Few readers are below the level of the poem, which Ben calls
The bound and frontier of our poesy.
"Bosworth Field" is written in rhyming decasyllabic couplets, which come near to the measure as later used for heroic and satiric poetry, though the lines sometimes carry on the sense in the style disused by Pope. The story of the death of Richard III, disdaining to fly, is spirited, though it cannot rival the old ballad on the same subject. In translations from the "Satires of Horace," Beaumont comes nearer to the model of Dryden and Pope. "An Ode of the Blessed Trinity" is perhaps the most pleasing of the sacred poems. Beaumont could have taught much to the Royal Prentice in verse, James I, whom he salutes as his master,
Your judicious rules have been my guide.
He translated the "Tenth Satire of Juvenal," and wrote many verses to friends, and elegies.
William Browne, born about 1590-91, of a Devonshire family, went to Exeter College, Oxford, and to the Inns of Court. In 1613 he published the first part of his "Britannia's Pastorals," with commendatory verses, including some, more cautious than usual, by Ben Jonson. The pastorals have the usual defects of the obsolete kind of composition and of Browne's own age of conceits. They are extremely prolix, very artificial, rich in classical allusions, and occasionally in puns. The rhymed decasyllabic couplets carry on the sense, as was usual before Waller and Pope.

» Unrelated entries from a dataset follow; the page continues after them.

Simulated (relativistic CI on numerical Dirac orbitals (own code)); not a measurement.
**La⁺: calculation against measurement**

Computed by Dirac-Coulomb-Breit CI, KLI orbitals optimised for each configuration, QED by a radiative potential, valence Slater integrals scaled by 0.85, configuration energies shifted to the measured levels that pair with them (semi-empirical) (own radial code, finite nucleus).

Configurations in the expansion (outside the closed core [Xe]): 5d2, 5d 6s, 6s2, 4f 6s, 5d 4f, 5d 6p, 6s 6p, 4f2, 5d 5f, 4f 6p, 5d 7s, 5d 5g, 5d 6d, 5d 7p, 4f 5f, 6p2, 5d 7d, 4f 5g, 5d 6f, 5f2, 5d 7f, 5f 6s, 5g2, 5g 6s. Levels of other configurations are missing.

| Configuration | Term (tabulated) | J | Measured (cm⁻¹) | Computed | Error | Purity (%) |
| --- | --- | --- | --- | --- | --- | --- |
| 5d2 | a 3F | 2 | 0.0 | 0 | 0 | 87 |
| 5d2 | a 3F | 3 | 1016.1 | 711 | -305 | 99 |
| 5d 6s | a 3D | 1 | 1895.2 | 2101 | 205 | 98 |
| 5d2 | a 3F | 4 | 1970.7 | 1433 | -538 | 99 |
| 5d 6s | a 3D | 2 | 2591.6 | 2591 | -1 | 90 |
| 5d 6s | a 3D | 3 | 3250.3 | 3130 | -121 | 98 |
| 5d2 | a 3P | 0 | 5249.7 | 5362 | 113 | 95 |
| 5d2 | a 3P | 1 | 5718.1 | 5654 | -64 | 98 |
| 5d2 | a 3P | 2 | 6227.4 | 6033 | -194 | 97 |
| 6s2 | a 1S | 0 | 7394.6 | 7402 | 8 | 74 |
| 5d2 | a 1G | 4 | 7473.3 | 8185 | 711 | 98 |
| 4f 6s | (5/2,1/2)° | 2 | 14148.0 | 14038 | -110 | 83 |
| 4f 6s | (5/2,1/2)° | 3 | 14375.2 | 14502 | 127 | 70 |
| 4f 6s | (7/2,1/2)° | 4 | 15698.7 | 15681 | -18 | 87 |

"The Shepherd's Pipe" is a collection of eclogues and dialogues between long-winded shepherds, in a variety of metres. The popular tale of the father's bequests, the ring, cloth, and brooch of magical qualities, is told in stanzas of seven lines. The swains occasionally conduct themselves very like "our liberal shepherds"; at other times their songs of nature and the birds are pretty and pleasing. A pastoral elegy for Mr. Thomas Elwood is an elegy and pastoral, in these respects alone it resembles "Lycidas". In "The Inner Temple Masque," taken from the Odyssey about Ulysses and Circe, the Sirens' song and Circe's charm are pretty, but not on the highest level of the contemporary lyrics.
About 1624 Browne is said to have been the tutor at Oxford of the Hon. Robert Dormer, afterwards Earl of Caernarvon, who fell, on the Royalist side, at Newbury in 1643: the date of Browne's own death is unknown.
His poems seem never to have been popular. In the vast realm of Spenser can be found all the merits of Browne on a far higher level; and Browne's defects, for he even drops into the allegoric style which dominated the latter Middle Ages and seemed immortal, are exceedingly abundant in all the pastoral verse between Spenser and Milton.